The brutal murder of George Floyd in 2020 brought me back out into the streets. While his death was the initial impetus of me and my friends marching, the numerous examples of police brutality in response to those protests kept us going back. Every day there seemed to be another example of excessive force against peaceful protesters. The police couldn’t be on their best behavior even when the entire world was watching. 

In response to the police’s brazen use of force, politicians across the country promised that things would change. Connecticut’s lawmakers also pledged to make police more accountable. In 2020, the state passed a police accountability law which made some changes to qualified immunity as well as instituted independent review of deadly force changes. I was hopeful about the possibility of real change in the way that police operated. The bill wasn’t the end of what needed to change, but it was a good beginning.

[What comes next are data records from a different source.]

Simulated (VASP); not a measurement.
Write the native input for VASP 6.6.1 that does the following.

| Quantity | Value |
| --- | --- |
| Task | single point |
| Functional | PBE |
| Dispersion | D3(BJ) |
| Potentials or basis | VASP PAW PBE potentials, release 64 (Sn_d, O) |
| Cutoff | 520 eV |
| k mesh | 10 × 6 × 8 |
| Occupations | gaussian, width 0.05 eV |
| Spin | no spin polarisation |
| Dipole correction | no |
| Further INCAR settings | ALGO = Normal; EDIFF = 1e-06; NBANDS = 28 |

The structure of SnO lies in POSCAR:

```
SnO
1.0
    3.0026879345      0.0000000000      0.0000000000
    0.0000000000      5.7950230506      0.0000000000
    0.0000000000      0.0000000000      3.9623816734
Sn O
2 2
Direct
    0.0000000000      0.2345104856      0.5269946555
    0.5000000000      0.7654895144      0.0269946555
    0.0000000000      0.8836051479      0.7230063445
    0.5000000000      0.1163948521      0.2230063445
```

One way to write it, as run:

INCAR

In the two years since, much of that hope has been dashed. At the federal level, the police reform legislation named for Floyd failed to pass Congress. Police killings slightly increased in 2021 compared to years prior. And despite calls for defunding the police from activists and organizations, police budgets have largely increased since the summer of 2020.

Hartford is a prime example of the funding trend. In the immediate aftermath of the summer protests, the Hartford City Council cut $1 million from the city’s police budget, and reallocated another $1 million for training initiatives. These cuts were far less than the $9.6 million proposed by the Working Families Party, but again, it looked like a step in the right direction.

Those funding cuts have all but evaporated. The very next year, the city budget increased law enforcement’s allocation from $44.9 million to $48.3 million– a number that was higher than the 2020 budget before the cuts. Proponents say that the increase is to retain officers who are being hired away from the city by departments who offer higher pay and better benefits. Whatever the reason, the increase shows that there was no long-term commitment to altering police budgets in the city.

And to drive the point home, Governor Ned Lamont declared that he wants more police patrolling the streets of Connecticut during his State of the State address. He boasted about how the ten largest municipalities “are training and hiring nearly 400 new cops in the next two years.” 

Whatever limited political will there was for true police reform after Floyd’s shocking murder has dissipated. We’re left with the pre-2020 status quo of constantly expanding police budgets and tough-on-crime sloganeering during election years. Seeing this outcome after the largest protest movement in American history is especially disheartening, because it feels like I and 20 million people were shouting into a void. Still, it may be necessary to take to the streets once again, to make sure that our political leaders hear us loud and clear. Policing must change — not just for a moment, but for the long term.

Jamil Ragland is a writer from the Hartford area. His work deals with politics, race and culture. Jamil lives in Hartford with his son.